Five Men Deny Sexual Abuse At Fife School

Published 16th Sep 2015

Five men will go on trial next year accused of abusing pupils at a school run by the Christian Brothers in Fife between 1970 and 1983.

The men, aged between 61 and 77. are accused of physically and sexually abusing boys at the former St Ninian's School in Falkland.

The accused are John Farrell, 72, Paul Kelly, 63, Edward Egan, 77, Michael Murphy, 75, and William Don, 61. They all deny the charges against them and have lodged pleas of not guilty.

Yesterdat (Wed) at the High Court in Glasgow only Farrell was present when the trial date was set. The others were excused attendance.

Judge Lord Burns said: "The indictment runs to 23 pages and there are slightly less than 130 charges. I'll fix the trial for April 4, next years at the High Court in Glasgow."

The trial is expected to last for a number of weeks. There are 127 charges involving more than 40 alleged victims.

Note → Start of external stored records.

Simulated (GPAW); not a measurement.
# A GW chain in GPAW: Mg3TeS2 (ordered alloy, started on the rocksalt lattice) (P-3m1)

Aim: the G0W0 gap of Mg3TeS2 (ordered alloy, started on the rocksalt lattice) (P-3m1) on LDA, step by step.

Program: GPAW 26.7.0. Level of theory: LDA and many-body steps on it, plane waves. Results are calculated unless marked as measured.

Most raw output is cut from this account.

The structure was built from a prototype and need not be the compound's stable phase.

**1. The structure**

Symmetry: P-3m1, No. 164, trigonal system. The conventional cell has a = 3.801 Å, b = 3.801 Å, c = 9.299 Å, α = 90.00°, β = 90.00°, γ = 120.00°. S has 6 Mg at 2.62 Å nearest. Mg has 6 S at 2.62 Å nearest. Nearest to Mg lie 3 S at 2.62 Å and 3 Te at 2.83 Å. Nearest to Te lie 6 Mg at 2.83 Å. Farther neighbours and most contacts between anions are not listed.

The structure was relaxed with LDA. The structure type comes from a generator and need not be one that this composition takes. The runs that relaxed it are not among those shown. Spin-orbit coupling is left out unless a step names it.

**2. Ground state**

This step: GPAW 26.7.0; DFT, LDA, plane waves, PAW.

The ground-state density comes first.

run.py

The Roman Catholic school was run by the Christian Brothers organisation until St Ninian's closed in the 1980s.

Prosecutors allege a number of sexual attacks took place against pupils there.

Among other claims is an accusation that Kelly left a young boy rolled up in a rug overnight.

He is also salleged to have hung another pupil upside down from a bridge.

Farrell faces a charge that in the early 1980s he indecently assaulted a boy at a monastery on the island of Iona.

He is further said to have attacked the same boy at a Catholic church in Motherwell in 1999.